As expected, it didn’t start really sinking in that I’m going Far Away to do Wild and Crazy Things until I was in the air. Holy Shit, kids. In less than 6 hours I’ll be in Amsterdam, by myself, with a backpack that I’ve accidentally loaded full of nuetronium and a bicycle that has suicide doors. Bill, my partner in crime, is going to be delayed in joining me. It turns out that Bill is from Canada. The Canadian passport office is in Quebec. In case you haven’t heard much about (or of) Canada, Quebec has a relationship with the rest of the country (Canada) that is very similar to the relationship Texas has with the USA. The main difference is that while neither Texas nor Quebec spreak English, Quebec instead speaks French.

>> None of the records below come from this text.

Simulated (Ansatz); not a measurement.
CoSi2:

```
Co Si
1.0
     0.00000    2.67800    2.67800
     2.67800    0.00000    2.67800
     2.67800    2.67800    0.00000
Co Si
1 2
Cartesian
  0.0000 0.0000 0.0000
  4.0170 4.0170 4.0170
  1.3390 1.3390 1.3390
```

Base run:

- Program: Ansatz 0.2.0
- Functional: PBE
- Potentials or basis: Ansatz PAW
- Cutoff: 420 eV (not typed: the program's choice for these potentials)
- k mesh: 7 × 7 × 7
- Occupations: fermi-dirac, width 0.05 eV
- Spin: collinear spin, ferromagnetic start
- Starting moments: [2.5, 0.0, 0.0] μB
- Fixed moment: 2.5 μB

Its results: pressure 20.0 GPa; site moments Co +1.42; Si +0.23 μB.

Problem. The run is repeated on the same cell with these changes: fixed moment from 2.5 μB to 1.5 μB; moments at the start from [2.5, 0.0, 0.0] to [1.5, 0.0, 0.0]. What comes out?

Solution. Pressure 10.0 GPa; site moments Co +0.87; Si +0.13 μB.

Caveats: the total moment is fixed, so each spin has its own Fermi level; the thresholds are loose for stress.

The Canadian passport office apparently decided that since Bill is not from Quebec he should not be allowed to leave the US for fear that he might return to Canada, and so sent his passport to Texas. So Bill will have to wait until he can convince the Quebeqois that he does not intend to return to Canada any time soon before he can join me in Europe, by which time I’ll be safely hidden.

So I will soon be wandering aimlessly through Amsterdam on my own, free to tour the city, fall off my bicycle and get mugged. Seriously, it’s a -really- wierd feeling. How many times in your life have you truely gone some place totally alien (like Texas) without Something To Do? Like business or work?